From Casetext: Smarter Legal Research

United States v. Murray

UNITED STATES DISTRICT COURT FOR THE NORTHERN DISTRICT OF CALIFORNIA SAN FRANCISCO DIVISION
Jan 17, 2013
Case No. CR 12-0278 EMC (LB) (N.D. Cal. Jan. 17, 2013)

Opinion

Case No. CR 12-0278 EMC (LB)

01-17-2013

UNITED STATES OF AMERICA, Plaintiff, v. JAMES MURRAY, Defendant.


ORDER


[Re: ECF Nos. 64, 65, 66, 67]


INTRODUCTION

Defendant James Murray filed four discovery motions: (A) a motion for discovery under the criminal rules, Brady v. Maryland, Giglio v. United States, and the Jencks Act, 18 U.S.C. § 3500; (B) a motion for disclosure of the grand jury transcripts; (c) a motion for a bill of particulars and an accounting; and (D) a motion for discovery of prior acts evidence. See ECF Nos. 64, 65, 66, and 67. The government opposed all motions. See ECF Nos. 78, 79, 80, and 81. Mr. Murray did not reply to the oppositions.

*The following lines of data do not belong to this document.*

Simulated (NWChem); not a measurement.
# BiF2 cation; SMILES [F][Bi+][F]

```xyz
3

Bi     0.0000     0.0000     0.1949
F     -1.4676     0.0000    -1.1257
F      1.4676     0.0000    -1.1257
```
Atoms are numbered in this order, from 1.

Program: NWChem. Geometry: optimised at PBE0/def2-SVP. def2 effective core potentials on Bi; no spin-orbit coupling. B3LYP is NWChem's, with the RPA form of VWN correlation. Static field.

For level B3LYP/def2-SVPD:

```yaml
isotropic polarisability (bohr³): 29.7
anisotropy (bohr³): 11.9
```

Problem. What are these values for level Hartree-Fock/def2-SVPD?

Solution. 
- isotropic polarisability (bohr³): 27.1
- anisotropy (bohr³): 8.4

The court held a hearing on January 17, 2013 and now denies all four motions and recommends that the district court gear the timing of certain disclosures to a trial date.

STATEMENT

The criminal charges in this case involve alleged wire fraud by James Murray relating to (A) credit card transactions that he processed through a point-of-sale (POS) terminal in his home and (B) a hedge fund called Market Neutral Trading (MNT) that purported to invest in domestic equities. See Superseding Indictment, ECF No. 30, ¶ 7.

The indictment alleges the following about the two alleged schemes to defraud.

As to the credit card transactions, Murray established a merchant account for Jones, Moore, and Associates (JMA), a company that purported to provide audit and accounting services. See id. ¶ 4. He allegedly processed the credit card transactions through the merchant account and then "refunded" them even though he had no funds in the JMA merchant account to cover the refunds. See id. ¶¶ 7, 8(j), 10. (If true, this defrauds the merchant bank – here, Chase Paymentech – because merchant banks credit refunds with the expectation of payment from the business.) There were no funds in the JMA account because Murray transferred the funds to his personal account. See id. ¶¶ 7, 8(j), 10. The wire fraud counts related to the credit card POS scheme are counts one through four. Id. at 7. The indictment also alleges aggravated identify fraud in count eleven relating to the unauthorized use of Lisa B's California driver's license in connection with the wire fraud counts one through four. See id. ¶ 8(c) and 6.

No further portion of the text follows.